Part 2.4 – The Betrayal: portrait of the controller

Wound Betrayal
Mask Control
Greatest fear Dissociation and denial
Greatest need Freedom
Parent Of the opposite sex

Wakening of the wound: between 2 and 4 years old, with the parent of the opposite sex

Heal Your Wounds masks

“To betray” means “to stop being faithful to someone or a cause, to give up or to hand over someone”. According to Lise Bourbeau, those who suffer from betrayal have not resolved their Oedipus complex as a child. The child was disappointed and suffered from not seeing their expectations met with the opposite sex parent. They may have felt manipulated or betrayed and thus lost confidence in this parent. As an adult, they tend to blame people of the opposite sex for being the cause of their pain and emotions.

Their body: thick

First, the “controlling” man exhibits strength and power in the upper body (the shoulders are wider than the hips). The “controlling” woman will be thicker at the hips, buttocks, stomach, and thighs (the hips are wider than the shoulders, cellulite).

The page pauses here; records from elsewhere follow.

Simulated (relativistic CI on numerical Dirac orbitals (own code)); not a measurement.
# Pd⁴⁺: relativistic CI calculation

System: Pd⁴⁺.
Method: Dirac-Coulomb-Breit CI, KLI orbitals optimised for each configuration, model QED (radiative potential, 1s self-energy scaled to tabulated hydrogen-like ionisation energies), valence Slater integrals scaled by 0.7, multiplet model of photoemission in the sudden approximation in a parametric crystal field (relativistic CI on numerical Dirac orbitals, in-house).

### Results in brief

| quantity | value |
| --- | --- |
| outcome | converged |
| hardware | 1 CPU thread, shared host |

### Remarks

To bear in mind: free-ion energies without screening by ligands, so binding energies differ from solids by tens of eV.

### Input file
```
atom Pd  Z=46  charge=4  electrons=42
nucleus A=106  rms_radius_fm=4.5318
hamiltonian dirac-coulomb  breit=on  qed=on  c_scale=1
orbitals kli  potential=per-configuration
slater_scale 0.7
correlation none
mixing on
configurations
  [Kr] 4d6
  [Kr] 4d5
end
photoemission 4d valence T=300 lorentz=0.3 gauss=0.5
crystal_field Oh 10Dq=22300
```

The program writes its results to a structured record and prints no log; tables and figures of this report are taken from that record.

The chest and the stomach of the “controlling” person are rounded. Their muscles stick out. Even if they have a few extra kilos, they won’t look fat but rather thick. They have eyes that see everything quickly, with an intense and seductive look. Their voice is strong and carries well.

The “controlling” person

The “controlling” person favors flamboyant clothes. They like to dance while attracting a lot of attention. It’s an opportunity for them to seduce and to be watched. What they think in the moment is, “look at me”. When they listen, they sit leaning their body back with their arms crossed. When they speak, they lean forward to be more convincing to the person to whom they’re speaking.

The “controlling” person has a good appetite. They eat quickly. They add salt and spices. When caught up in something they’re doing, they can easily forget to eat. They even say that eating is not important to them. However, when they decide to eat, they can lose control and eat much more than their body requires.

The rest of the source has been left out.